I have lived different places in my life and always attached where my home was to my identity. This is common, when you tell someone where you are from it gives that person an idea of who they think you are. This of course is a generalization and usually isn’t accurate but it happens and that’s life. The problem I struggle with is that I don’t actually know which place is home to me. From hot summer beach days on the Cape, middle school projects on my dining room table in New Hampshire, running through sprinklers on the golf course where the condo I lived in is and learning the most valuable life lessons at camp I can’t figure out which place is most important, influential or which best fits into the definition of “home.” What is a home? Some people would say it’s the place you feel the most comfortable, the place you’ve lived the longest. Others would say it’s the place where the most members of your family live. Maybe it’s where you feel the most like yourself. I have never gotten a strong instinct or pull to one place more than another like I imagine some people do. All of these places are special to me and have an equal value. I can’t remember a time that being “homesick” has meant to anyone missing coordinate points that you would see on a map. Homesickness is missing someone you love or something you like to do, eat, etc. and associating the place they are or the place that happens with them or that. The word home is simply a term to describe being in a state of comfort.
Since graduating high school and actually while still in high school, I have succeeded at avoiding being in New Hampshire, where I went to school, on vacations and over the summer. I don’t know what it is about me but I don’t want to be settled in the same place for extended periods of time. Gone are the days I want to sleep in my own bed. Am I allergic to the idea of having a home?
This topic has been on my mind a lot lately as I struggle to make Boston home. Homesickness is an unfamiliar feeling to me but I do miss waking up every morning to breakfast with my whole family in beautiful Rock Harbor in Cape Cod and going to the beach all day before my night waitressing shift. I miss having extra money and not having to pay rent. I don’t know if that makes me homesick but it does make it harder for this idea of home to fit into city life. “Home” might just be what you are accustomed to. Anyways here I am! In this beautiful city that I love more and more everyday. When I’m back at school I can picture myself reminiscing about the days I could get cookies at 3 in the morning and calling Boston my home.

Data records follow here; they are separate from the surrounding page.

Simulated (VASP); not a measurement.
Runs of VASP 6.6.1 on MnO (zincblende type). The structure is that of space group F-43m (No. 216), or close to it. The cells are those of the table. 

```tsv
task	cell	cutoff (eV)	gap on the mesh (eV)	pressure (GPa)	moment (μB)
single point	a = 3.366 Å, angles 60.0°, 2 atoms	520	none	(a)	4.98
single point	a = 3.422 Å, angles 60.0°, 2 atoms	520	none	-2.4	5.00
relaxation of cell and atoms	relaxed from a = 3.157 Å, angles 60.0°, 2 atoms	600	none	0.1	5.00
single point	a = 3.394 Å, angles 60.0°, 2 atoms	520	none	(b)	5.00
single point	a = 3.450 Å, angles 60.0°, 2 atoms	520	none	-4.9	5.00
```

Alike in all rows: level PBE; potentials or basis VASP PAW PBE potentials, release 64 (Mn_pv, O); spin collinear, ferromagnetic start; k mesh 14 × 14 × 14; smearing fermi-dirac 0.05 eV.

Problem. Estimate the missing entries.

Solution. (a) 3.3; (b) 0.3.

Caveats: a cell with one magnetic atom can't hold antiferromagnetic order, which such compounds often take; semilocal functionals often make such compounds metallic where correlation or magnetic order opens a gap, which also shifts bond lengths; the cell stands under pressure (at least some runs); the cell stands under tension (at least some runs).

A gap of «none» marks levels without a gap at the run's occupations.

The dictionary has three noun definitions of the word home. The first focuses on home meaning a place where someone resides long- term, the second I interpret as a place where your emotional needs are met and the third is a place for homesickness to develop for. Ultimately I have settled on the theory that “home” is just an idea. You can be anywhere in the world and make/call it home. All you have is yourself in life so you might as well believe that your home is wherever you are!